A trip to the campus sealed the deal for her.
“When I went and actually visited the campus in October it just felt like that was the right choice for me,” she said. “The community on campus and the student interaction on campus were really great.”
In addition to majoring in health science, Cady noted she would definitely make time for her love of the arts, specifically dancing, by minoring in dance and working with programs and the musical theater on campus.
An ALANHS (Academy of Liberal Arts at Newton High School) student at Newton High School, Cady has taken numerous advanced placement courses, including human geography, microeconomics, macroeconomics, statistics, studio art, literature and composition, language composition, world history, and U.S. history. She has also managed a full schedule of extra-curricular activities during high school, including being a member of the Superintendent’s Student Advisory Council, the Drama Club, Beta Club, and the Covington Regional Ballet. Cady is also a peer mentor, a member of the Relay for Life team, an International Thespian, and has interned with the Arts Association in Newton County.
Cady started out the POSSE scholarship process in a pool of 1600 students and said she was really surprised she had earned the scholarship.
“I was shocked I got it because after my third-round interview I was sure I had bombed,” said Cady. “When you go into the third round there are 25 students who are literally just like you. They do all of the extracurricular activities and they take advanced and AP courses. They do a lot of different things and have the same resume you do.”
She ended up being one of the ten students in Georgia selected for the Brandeis posse.
“Receiving this scholarship basically to me is just validation that all of the hard work and effort that I’ve put into my academics and school has been worth it,” she said. “Honestly, a lot of time you don’t see the light at the end of the tunnel. You don’t see why all of it is important, why you have to do such extensive activities. It’s almost a relief, knowing after all of this, it has definitely been worth it.”
“Plus it’s pretty substantial financial aid,” Cady said. “If I was going to go out of state I was going to need a very substantial scholarship or I would have had to stay in state.”

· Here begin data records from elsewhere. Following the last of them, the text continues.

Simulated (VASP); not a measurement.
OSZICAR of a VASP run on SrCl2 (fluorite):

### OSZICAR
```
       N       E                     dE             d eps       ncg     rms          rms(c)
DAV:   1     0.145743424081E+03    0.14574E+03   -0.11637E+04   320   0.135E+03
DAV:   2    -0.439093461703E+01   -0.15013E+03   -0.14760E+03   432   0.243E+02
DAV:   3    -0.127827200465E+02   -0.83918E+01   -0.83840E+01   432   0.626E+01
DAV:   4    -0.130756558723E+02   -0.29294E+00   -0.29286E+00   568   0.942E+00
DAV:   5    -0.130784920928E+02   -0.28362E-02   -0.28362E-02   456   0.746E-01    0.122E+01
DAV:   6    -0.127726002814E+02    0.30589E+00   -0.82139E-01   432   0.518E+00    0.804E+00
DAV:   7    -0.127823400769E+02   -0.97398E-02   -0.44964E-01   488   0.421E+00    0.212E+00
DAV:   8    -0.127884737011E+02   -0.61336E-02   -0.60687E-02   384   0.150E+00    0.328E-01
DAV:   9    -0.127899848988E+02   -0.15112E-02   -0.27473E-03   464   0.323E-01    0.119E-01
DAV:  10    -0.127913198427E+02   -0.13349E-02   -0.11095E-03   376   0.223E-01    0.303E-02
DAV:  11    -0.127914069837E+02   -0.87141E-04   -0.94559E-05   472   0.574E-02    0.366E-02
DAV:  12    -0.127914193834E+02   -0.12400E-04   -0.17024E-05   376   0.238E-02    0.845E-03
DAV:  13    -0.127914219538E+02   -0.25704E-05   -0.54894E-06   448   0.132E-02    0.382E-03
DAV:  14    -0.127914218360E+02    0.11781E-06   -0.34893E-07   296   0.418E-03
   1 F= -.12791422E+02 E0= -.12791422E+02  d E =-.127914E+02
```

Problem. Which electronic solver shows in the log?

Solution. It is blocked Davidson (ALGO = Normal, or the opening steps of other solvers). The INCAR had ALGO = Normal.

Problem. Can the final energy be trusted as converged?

“We are tremendously proud of Molly,” John Ellenberg, principal of NHS, said. “She is an outstanding student who shines both academically and in the arts, so it comes as no surprise that she would have been selected for this honor. During the past four years at Newton High School, Molly has worked hard and focused on her education, and that effort has definitely paid off. Not only is she the class salutatorian, she has also earned this full-tuition, Posse Leadership Scholarship. The sky is the limit for Molly and I’m looking forward to seeing what she accomplishes in the years to come.”